If we turn back time, we can see that there is a visible pattern in how history has denied the homosexuality of people of importance. Time and time again, reports cover up high-profile relationships by blowing them off as close friendships. In reality, though, the list of historical figures whose clearly gay relationships were downplayed as strong friendships is extensive. The following are only a small percentage of those whom the media was too fearful to identify correctly.

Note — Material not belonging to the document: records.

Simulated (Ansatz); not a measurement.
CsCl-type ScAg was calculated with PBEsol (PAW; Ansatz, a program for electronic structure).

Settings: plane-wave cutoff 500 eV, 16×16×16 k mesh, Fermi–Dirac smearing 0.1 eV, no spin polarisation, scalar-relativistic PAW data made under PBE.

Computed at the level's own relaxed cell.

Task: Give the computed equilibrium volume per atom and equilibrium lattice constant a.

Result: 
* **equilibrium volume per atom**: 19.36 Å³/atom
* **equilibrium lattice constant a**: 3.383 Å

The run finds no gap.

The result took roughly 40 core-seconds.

John F. Kennedy, 35th president of the U.S., had a reputation of being a womanizer. However, Kirk LeMoyne (“Lem”) Billings was a gay man with whom JFK allegedly had a very strong friendship, for many decades. Billings was open about his sexuality, an attribute that made much of the Kennedy family uncomfortable. According to reports, Billings told author Lawrence J. Quirk that Kennedy was on “the receiving end” of their sexual relationship, which Kennedy felt still allowed for his desires to qualify as a merely heteronormative desire for pleasure.
Another notable political figure with a history of homosexuality is founding father Alexander Hamilton. Given that some historians have granted him the title of being one of the most influential queer men in American history, it is important to delve into the relationships that much of the media would tell you was a simple friendship. Lieutenant colonel John Laurens was a very close friend of Hamilton.
Following their time in the war together, the two men consistently wrote letters to each other, which contained heavy indications of passion towards one another. After marriage, Hamilton noted to Laurens that his relationship with his wife was merely a cover for his true desires and many times discredited his marriage to Elizabeth Schuyler. Hamilton wrote that “In spite of Schuyler’s black eyes, I have still a part for the public and another for you. So your impatience to have me married is misplaced; a strange cure by the way, as if after matrimony I was to be less devoted that I am now.”
Emily Dickinson is one of the most infamous queer icons in literature, but she was not always allowed to hold this title. She had known Susan Gilbert her entire life, and as a result, most records tried to play the two as a pair of childhood friends. However, many records have claimed that the two carried out a prolonged relationship, even into the time during which Gilbert was married to Dickinson’s brother. It is also notable that Dickinson never married, which was historically attributed to her introverted nature, but which could definitely be explained by her unwillingness to settle down with a man to whom she was not attracted.
As a first lady, Eleanor Roosevelt’s bisexuality was downplayed by the media immensely; most people do not know anything about her relationships with women. Her marriage to President Rosevelt was in many ways no more than a political statement that had to be preserved, but history classes would not openly unveil such information to the youth. Eleanor Roosevelt had a lengthy relationship with Lorena Hickock, a writer for The New York Times.
Unfortunately, it has taken a prolonged period of time for all of these figures to make their way into the light of their true identity. Relationships such as all of these have been swept under the rug for decades going on centuries. Larry Kramer of The Guardian sums it up quite well by saying “Most histories are written by straight people who wouldn’t know, see the signs that a gay person does when they look at a person’s life,” (Kramer). In a heteronormative society, those in charge of writing history may miss the cues, oftentimes intentionally, that distinguish same-sex relationships from strong friendships.
Such a widespread heteronormative mindset throughout history has resulted in the denial of many same-sex relationships and the degradation of such to mere friendships. Historically, media representation of homosexuality has been almost nonexistent. Such has created a clear message that homosexuality is a recent phenomenon; brilliant use of propaganda that is simply untrue. Normalizing the presence of homosexuality across an array of recent centuries is essential in order to remove the stigmas presented against the gay community today.
Despite the notion that the reality of these relationships, and so many others, have surfaced over time, such came as a result of perseverance through time. It was not until long after the activity of these silenced relationships that their reality came to light. This is an issue that needs to be corrected as we progress in humanity’s motion towards equal representation.